By Jeffrey M. Anderson

George Cukor's The Women isn't quite as nasty as it probably could have been, coming several years after the establishment of the Hays Code, but it's still plenty witty. It's certainly one of the weirdest movies ever produced in a Hollywood studio. Cukor's name is the only male one usually discussed in conjunction with the film; in the business he was known as a "women's director," which was code for being gay. (Additionally, F. Scott Fitzgerald reportedly worked on the screenplay, without credit.) Otherwise we get 2 hours and 13 minutes of nothing but XX chromosomes, and though men are often the topic of discussion, not one is ever seen.

As soon as it became acceptable to use in print, the word "bitchy" has been used to describe this movie. Upon its release the great critic Otis Ferguson wrote, "Whether you go or not depends on whether you can stand Miss Shearer with tears flowing steadily in all directions at once, and such an endless damn back fence of cats."

The New York Times chose it as one of the year's ten best films, and it was a big hit, but this did not translate into any Oscar nominations; it might have been the kind of thing the Oscars did not want to touch. In the years since it has become a cult film of sorts, both among women and gay men. There have been two attempts at remakes -- The Opposite Sex (1956) and The Women (2008) -- both wildly unsuccessful. It was one of a kind.

Though it has a huge cast, the story focuses mainly on Mary, mostly referred to as "Mrs. Stephen Haines," and played by Oscar-winner Norma Shearer. A perfume counter vixen, Crystal Allen (Joan Crawford), steals away her husband, and the couple gets a divorce. There's a tearful scene in which Mrs. Stephen Haines explains all this to her daughter (Virginia Weidler), before boarding a train for Reno, and some kind of camp for divorced women.

At one point, the women attend a fashion show and the movie stops dead in its tracks, converts from black-and-white to color while we watch women model the fashions of the day. Gossip columnist Hedda Hopper also appears, playing Dolly Dupuyster, a gossip columnist.

Rosalind Russell, Mary Boland, Joan Fontaine, Ruth Hussey, and Marjorie Main also turn up, chattering and sniping at each other at some kind of warp speed that most other movies couldn't begin to touch. There are probably more words per minute here than any other movie. We're not talking speedy, clever comic rhythms as in Howard Hawks's His Girl Friday; we're just talking speed and quantity. The effect is by turns fascinating and repellent, and every so often, funny. To a male viewer, these women are like aliens, sometimes lovely but mainly aggravating.
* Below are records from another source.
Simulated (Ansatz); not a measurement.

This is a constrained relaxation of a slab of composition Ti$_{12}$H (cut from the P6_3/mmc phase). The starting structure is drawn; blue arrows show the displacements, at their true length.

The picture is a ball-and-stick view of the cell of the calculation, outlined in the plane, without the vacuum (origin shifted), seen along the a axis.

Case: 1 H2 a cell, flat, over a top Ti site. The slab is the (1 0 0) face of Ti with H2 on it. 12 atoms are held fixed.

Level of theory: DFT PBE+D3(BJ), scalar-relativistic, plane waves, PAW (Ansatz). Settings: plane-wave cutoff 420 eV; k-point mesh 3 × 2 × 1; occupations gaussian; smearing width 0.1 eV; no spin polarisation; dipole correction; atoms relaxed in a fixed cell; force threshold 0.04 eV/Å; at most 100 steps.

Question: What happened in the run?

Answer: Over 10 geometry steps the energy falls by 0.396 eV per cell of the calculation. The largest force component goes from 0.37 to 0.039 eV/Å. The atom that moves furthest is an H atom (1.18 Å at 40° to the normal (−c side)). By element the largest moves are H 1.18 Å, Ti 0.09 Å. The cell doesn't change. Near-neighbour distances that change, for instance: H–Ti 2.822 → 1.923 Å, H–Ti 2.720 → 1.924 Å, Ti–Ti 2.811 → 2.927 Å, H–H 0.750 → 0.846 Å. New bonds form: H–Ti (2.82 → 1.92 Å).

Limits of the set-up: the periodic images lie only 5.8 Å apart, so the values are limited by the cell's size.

The older women, and the supporting characters seem to be the ones with the most wisdom, and they tend to be the glue of the movie. I was also fascinated by the presence of two of the cinema's greatest African-American "maid" actors, Butterfly McQueen -- best known for Gone with the Wind -- and the wonderful Theresa Harris, who worked with many of the great directors and was always a warm presence onscreen; she had her best role in a "B" movie, I Walked with a Zombie. Sadly, The Women gives them a line or two apiece and then shunts them off to the side.

Though I can't say it's one of my favorite movies, The Women still fascinating to me as an anomaly and an experiment; it could even serve as a secret portal to a mysterious universe for slightly less than half of the world's population. Warner Home Video gave it a Blu-ray release in 2014, complete with making-of featurettes, a cartoon, and trailers.